Are you careful what you wish for?
My hero is a weatherman I read about in high school. He supposedly loved his job so much he was embarrassed to get paid for it.
Can you imagine?
I did. I imagined that feeling so intently and so frequently that here I am. I love my work, sure, but I feel guilty when (for example) someone buys one of my books. I always want to send one from my stash. My weatherman story has become a weapon of self-destruction.
And ask people to post reviews of a book? Are you kidding? I mean, I’ve done it -- but I still haven’t recovered. It took that much out of me. Doesn’t asking for love taint that? The reviews I cherish the most, after all, were unsolicited. Freely given. And often surprises.
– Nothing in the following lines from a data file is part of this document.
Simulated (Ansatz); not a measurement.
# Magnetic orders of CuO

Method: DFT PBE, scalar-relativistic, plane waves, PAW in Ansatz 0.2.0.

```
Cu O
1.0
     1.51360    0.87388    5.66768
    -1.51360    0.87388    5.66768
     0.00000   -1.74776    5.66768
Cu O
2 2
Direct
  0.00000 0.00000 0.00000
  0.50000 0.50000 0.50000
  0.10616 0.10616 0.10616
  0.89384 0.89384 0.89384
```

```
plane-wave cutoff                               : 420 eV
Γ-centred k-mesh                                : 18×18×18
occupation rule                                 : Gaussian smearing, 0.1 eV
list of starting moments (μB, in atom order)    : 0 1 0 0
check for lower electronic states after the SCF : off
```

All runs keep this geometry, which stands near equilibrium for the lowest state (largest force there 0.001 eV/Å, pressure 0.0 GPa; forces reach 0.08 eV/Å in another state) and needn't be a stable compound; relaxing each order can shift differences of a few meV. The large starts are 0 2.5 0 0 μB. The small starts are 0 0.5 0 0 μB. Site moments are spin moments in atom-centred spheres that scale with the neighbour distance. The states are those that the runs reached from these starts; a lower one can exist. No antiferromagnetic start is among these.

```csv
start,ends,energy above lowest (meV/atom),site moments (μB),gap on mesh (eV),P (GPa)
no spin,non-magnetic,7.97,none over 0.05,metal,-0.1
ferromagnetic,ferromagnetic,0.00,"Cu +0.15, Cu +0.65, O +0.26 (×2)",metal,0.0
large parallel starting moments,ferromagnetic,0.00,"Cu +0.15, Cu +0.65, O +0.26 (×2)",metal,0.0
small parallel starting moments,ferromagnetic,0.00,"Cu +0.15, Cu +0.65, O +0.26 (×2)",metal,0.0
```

It didn’t bother me to ask people to fill out a comment card when I was a cocktail waitress. The lounge where I worked was classy and fun; by the time customers started raving about the great service it was still something else to tease them about. But that was “real” work.
You see what I just did? I just found out why so much of what I do is a labor of love as opposed to compensation. I don’t think of it as real work.
Which is sad, because for someone who flies mostly under the radar I’ve had many glimpses of the ways I most want to be useful. Helping a man, despondent after scary news from his doctor, with a path forward after he listened to a presentation about my diet. Inspiring a mother to get behind her daughter’s dream of becoming an actress after hearing my interview with a casting director. Inspiring another mom to stop shaming her daughter for checking a light switch over and over before she leaves a room (which of course just makes that worse and gives the child another problem, the guilt) because I’ve lived that story, too.
It isn’t so much that I want more money (though who doesn’t?) as it is not wanting to stop with those I’ve already helped. I want to reach more of them, and the only way to do that is to share what I’m up to. I resolve to take a few seconds on every show, for example, to invite people to rate and review it. More might be inclined to check it out, which means more might be helped by something we cover. It’s just math.
The War of Art’s Steven Pressfield says many readers of his book had a decision to make. Are they worthy of pursuing their dreams as artists? Wishful Thinking author Frederick Buechner might call it the Lord’s work: “It’s where your deep gladness and the world’s deep hunger meet.”